When I first started out in the world of wedding photography, I only knew one thing: I love taking pictures. I love holding my camera in my hands and capturing the moment. But was that enough to start a business that would foster my passion and grow my creativity? As I looked around for an answer to this question in the beginning of my career, I was really discouraged. The first workshop I ever attended was led by a person who didn't photograph weddings anymore (Mistake #1: listening to a person who, didn't like photographing weddings). As I talked to people in the room they told me about how they wanted to make it big in wedding photography. They dream of relaxing during the weekday and only working one or two days over the weekend. "It's the easy life," they tell me. "This speaker's going to tell us how we're going to get rich!"
Now I'm not saying that money isn't important. As one of my photo teachers instilled in me, it's really nice, and really validating, to get paid for something that you love doing, and to get paid for practicing an art. That way you can eat and sleep under a roof, and eating and sleeping is always good for creativity. But that night I wanted my $40 bucks back, because not only did I feel like I wasted my time, but it depressed me that I was entering into a sort of rat race where everyone wanted to get rich quick and it wasn't really about the couple.
So this is how I started my wedding photography career. After that workshop I decided that I was done with workshops (mistake #2: Using my past experience to assume, generalize and judge future experience; it was only late last year that I began to take workshops again discriminately) and I went about it on my own and went back to school.
This wasn't bad, but soon I realized that I wanted to find a mentor. I have mentors in almost every area of my life, so this was a natural step in growing my business. This time around I wanted to shadow someone who was more experienced and established, still photographed weddings and had a lot of fun doing it, and was not a participant in a soft pyramid scheme.
And so I found the mentor who took me in: Chenin Boutwell
. I've been following her blog for sometime. When I look at her pictures here are the words that come to mind: genuine, funny, whimsical, and pretty. And in interning for her this past summer I discovered that she is exactly these adjectives. In taking pictures she is only projecting herself, but what a self that is. She is your "everyman" photographer, in that she really does think it's a great thing that there are wedding photographers out there who are just starting out and enjoying the medium. She is not a naysayer, but she keeps it real and tells you the honest truth. And in a city where the truth can be hard to find, there she is, running an honest and joyful business and mentoring photographers everywhere with what she has learned in the business and art (you need both!) of wedding photography.

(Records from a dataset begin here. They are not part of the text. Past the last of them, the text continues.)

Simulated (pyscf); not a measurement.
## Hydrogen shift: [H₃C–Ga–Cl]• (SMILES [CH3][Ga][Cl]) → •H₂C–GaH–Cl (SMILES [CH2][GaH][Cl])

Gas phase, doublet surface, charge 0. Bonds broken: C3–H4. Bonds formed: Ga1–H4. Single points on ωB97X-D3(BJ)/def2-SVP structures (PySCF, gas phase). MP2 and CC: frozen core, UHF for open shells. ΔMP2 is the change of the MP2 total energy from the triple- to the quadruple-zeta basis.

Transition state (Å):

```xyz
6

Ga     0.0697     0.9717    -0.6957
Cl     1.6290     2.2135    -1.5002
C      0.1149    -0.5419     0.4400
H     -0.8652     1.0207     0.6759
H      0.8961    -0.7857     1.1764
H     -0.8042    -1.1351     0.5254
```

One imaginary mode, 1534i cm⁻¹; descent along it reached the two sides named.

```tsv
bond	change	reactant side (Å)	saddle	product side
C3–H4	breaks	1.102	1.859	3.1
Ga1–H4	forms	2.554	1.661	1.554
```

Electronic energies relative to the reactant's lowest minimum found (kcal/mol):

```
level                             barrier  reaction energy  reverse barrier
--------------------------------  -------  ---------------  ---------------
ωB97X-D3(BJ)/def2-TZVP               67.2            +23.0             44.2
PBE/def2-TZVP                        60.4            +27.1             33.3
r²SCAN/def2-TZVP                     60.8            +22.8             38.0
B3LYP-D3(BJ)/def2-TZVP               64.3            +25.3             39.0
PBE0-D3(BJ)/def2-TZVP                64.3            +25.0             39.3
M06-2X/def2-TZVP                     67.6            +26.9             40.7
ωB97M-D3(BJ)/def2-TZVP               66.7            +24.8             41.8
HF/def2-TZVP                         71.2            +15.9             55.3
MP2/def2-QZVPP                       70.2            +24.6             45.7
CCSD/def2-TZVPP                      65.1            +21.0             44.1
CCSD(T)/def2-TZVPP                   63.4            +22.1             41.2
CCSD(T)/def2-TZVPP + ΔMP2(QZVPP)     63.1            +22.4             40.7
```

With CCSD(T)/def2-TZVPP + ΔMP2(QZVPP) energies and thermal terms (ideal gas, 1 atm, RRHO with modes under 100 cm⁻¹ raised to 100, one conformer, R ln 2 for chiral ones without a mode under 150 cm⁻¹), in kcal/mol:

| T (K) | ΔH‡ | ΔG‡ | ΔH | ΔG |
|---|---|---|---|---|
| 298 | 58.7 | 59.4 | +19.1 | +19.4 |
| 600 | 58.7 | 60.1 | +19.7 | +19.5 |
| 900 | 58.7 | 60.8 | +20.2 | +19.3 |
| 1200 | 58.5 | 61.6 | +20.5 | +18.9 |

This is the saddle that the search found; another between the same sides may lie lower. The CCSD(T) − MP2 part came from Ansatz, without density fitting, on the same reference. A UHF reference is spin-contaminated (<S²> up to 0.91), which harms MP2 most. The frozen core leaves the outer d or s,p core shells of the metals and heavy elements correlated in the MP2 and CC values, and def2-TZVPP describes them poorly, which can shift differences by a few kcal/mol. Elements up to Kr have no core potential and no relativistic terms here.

But wait, there's more! She runs a successful business (note: this means working days, working nights, working weekends, and time in between too) and she has a one year old son AND she gets home in time to cook dinner for her family. I grew up with people telling me you either like working, or you like being at home with kids. Can't do both. You'll be unhappy because when you're at work you'll want to be at home, and when you're at home you'll be at work. So I know this can be a struggle but can someone please show me that it can be done and happiness can be found?
If Chenin can do it then I can too.
In the end, that's what mentors do. They instill in you the lessons that they've learned and practiced time and again, and they help you understand that you can do it too. It might take a lot of hard work, maybe even some blood, sweat, and tears, but I believe that passionate people do achieve what they want in life, and that is to live a life where they are honest with themselves and honest about the way God has made them.